Monitoring/Logging question - we’ve been seeing so...
# prefect-community
Monitoring/Logging question - we’ve been seeing some odd behaviour that we’re still trying to classify, around parallell mapped tasks. We’ve rolled our own subflow semantics by taking a set of inputs [generally partitioned data files], and for numInputs we map over them and trigger a Flow with that input/file. This allows us to split out the work so we can have a bunch of Fargate nodes attack chunks of the data processing. Once these flows have been triggered, we have another mapped task that polls the flows for completion. By and large it works fine, but we see strange cases where some of the mapped tasks can do the following: • Submit and not start, so polling sits there forever waiting on it, or just fail because it never starts • Some mapped tasks, the pollers in particular, don’t actually get started for a few minutes after the others in the mapped input. For example -> mapped_lows = [flow_id_1, flow_id_2, flow_id_3] => poll_flow(mapped_flows) => poller_1, poller_2 start straightaway, poller_3 not triggered for several minutes with no indication as to why
👀 1
Hi! Your system sounds cool 🙂 Hmm I don’t have a direct answer off the top of my head for why, especially since it seems somewhat intermittent. I think we may need some more logs and potentially a reproducible example if this keeps going on, which might be better served as a github issue, so feel free to open one to continue the conversation there where we have a bit more room :) For bullet 1, I think ‘submit and not start’ is referring to a separate, second flow that was triggered in your first level map. If so a few clarifying questions: is this on Server or Prefect Cloud? What are the logs from the FlowRunner Fargate task of the newly started flow? Or do you not even see the submitted flow run in your UI or otherwise have no evidence that the new flow object has been created and is in a pending or submitted state? For the second one, is it that you don’t see the fargate task running until a few minutes later, or you don’t see the task run set to running until a few minutes later? I want to rule out if we should be investigating logs on the fargate side or the prefect side.

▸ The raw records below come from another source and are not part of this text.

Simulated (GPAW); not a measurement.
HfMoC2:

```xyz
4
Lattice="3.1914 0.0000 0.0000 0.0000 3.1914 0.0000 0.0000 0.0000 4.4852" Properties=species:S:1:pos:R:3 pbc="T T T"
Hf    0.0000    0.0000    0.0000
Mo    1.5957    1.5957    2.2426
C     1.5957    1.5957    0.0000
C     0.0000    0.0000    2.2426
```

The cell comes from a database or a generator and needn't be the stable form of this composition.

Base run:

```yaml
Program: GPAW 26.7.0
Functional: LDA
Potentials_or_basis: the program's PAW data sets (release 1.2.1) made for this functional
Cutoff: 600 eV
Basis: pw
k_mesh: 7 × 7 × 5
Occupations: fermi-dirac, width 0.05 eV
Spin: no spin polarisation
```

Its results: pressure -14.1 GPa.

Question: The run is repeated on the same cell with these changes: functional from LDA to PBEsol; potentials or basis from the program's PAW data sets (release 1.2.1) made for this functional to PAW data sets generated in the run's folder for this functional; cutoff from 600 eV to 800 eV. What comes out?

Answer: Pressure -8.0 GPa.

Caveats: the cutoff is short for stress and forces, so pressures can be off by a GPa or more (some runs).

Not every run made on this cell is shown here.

Hey @Laura Lorenz (she/her) Apologies for the delay! Answers below 🙂 Item 1: • Everything is on Prefect Server • It doesn’t run, so we get no logs other than “task submitted” - absolutely no idea why… Item 2: • Good question - we don’t see the Task start in the UI, so our assumption is that the Fargate Task hasn’t started, but it’s possible that it has actually started and we’re assuming it hasn’t because that’s what the UI tells us As an aside, the logs that get generated in CloudWatch under the
- the ID’s on those logs look like this
, but the
doesn’t correspond to the ID of the Flow run itself. Is there way around that? It’s making log correlation a major PITA
What is the exact log output for item 1 when you say “task submitted”? I want to track down from the logs you have where in the process we are. For example from prefect log output I would expect things like “Submitted for execution: {}” when your environment deploys a flow (which would mean the fargate task for the FlowRunner of your secondary flow has been created), or “Task {}: Starting task run…” when the taskrunner starts the tasks’ run method (which would mean the fargate task for a TaskRunner inside that flow has been created). For those at least we can find them in the UI, which may be the easiest place to track them down. Unfortunately I don’t have much experience with CloudWatch 😬 but I would expect that unless you have configured CloudWatch to pull off the logs emitted from the containers’s stdout itself, those logs are only the fargate operational logs and don’t correlate to any IDs in prefect.
Hey Laura - sorry again, crazy day. I’ll get a reproducible flow together for you tomorrow and send it over, is that ok?
No problem, yeah! And if you want to open it as a github issue then it’ll be easier for us to track and get more eyes on too potentially, feel free to link me to it if you go that route 👍 take it easy 🙂
Hey @Laura Lorenz (she/her) Back again! So I’ve reproduced the problem with a stripped down example. The sub-flow shows as “Submitted” in the UI, and that’s the state we get back when polling as well. Looking at the logs in the UI for that sub flow, this is the only entry:
Submitted for execution: Task ARN: arn:aws:ecs:us-east-1:REDACTED:task/c07abccd-7dd4-4148-a55d-d682c4662b60
That sat for about 10 minutes in Submitted before I killed it - what happened then was the retry on the triggering task caught the “Failed” state, restarted the sub flow, and then it then started and completed successfully. My current guess on this is something to due with resource checks or API limits on AWS? But having said that, each
mapped task waits for [ wait period ifor a trigger is a counter up to the number of flows multiplied by 5 seconds, so
(0…20) * 5
] between each mapped task run before it actually triggers the flow, so they should be staggered. It’s trying to create 20 instances of this flow at once, each running as a Fargate Task so it’s plausible that there’s an issue, but looking at it as Le Dumb Ass User there’s nothing to actually tell me that. I’l tidy up the sample code I have and see if I can get it ready for a GitHub issue if we can’t figure it out 🙂
Hi! Ok that is some good info. Based on the last log you see sounds like we are getting trapped after the FlowRunner Fargate task starts but before the TaskRunner Fargate task starts. It definitely could be an AWS limit (which has some credence too for being intermittent), which we probably need to track down somewhere in the Fargate logs. Is there any output in your Fargate logs that map to that task ARN you posted (which should be the FlowRunner arn?) — This might be helped by me getting a basic flow up on Fargate just so I can see where all the operational AWS logs go to in a default setup, too.
Hey! So, in true and irritating AWS style, there’s no entry of the ARN anywhere in cloudwatch, hooray for that. Not sure if there’s any other useful info I have - any suggestions?